It was a strange question. Voltages don't travel across resistors
If anything, current is the thing that travels. Current must travel from V1 through both resistors and into (or out of) the opamp output. For an ideal opamp, no current goes in or out of the inputs.
V2 does the same thing, but the current goes through two resistors to ground instead of the opamp output.
You are missing the point that the opamp actively DRIVES the output based on the difference between the + and - output. Should the opamp output be at the same voltage as V1, there is no "travelling" taking place, since the voltage across the two resistors will be zero. For example, when V1 = 1 volt and V2 = 2 volt: V2 is divided in half by the two resistors, so the + input sees 1 volt. The opamp will drive the output to 1 volt to make the - input be also be at 1 volt.

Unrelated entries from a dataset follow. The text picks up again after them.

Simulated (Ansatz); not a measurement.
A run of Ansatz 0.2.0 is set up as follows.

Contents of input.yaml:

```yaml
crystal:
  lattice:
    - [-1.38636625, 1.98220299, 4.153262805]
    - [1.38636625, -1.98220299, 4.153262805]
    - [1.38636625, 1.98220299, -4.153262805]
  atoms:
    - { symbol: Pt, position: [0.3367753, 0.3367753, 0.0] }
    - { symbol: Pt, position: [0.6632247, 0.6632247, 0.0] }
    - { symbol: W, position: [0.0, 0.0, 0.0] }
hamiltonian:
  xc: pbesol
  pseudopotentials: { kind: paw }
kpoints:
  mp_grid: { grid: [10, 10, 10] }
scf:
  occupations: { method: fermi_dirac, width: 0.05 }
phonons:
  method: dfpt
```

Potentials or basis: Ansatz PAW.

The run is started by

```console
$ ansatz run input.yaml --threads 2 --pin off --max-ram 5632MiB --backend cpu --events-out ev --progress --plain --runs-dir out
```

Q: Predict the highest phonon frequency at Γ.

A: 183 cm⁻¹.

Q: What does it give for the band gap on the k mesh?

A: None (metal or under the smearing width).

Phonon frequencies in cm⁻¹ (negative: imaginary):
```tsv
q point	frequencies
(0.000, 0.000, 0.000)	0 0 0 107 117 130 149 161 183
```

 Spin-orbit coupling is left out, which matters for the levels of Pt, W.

Maybe it's easier to see with a plain inverting opamp with the + input connected directly to ground. With 1 volt in, the opamp drives the output to -1 volt, so that the midpoint that's connected to the - input sits at 0 volts. There will be a "travelling" current (2 volts across two resistors), but as long as you're within the valid (voltage/current) range for the opamp, the input voltage will not magically travel to the output. The opamp output is typically a low impedance (let's say 1 ohm) and the resistors are typically much higher (let's say 10000 ohms). So unless you send crazy high voltages in, the opamp gets to decide what comes out and not the voltage you send in.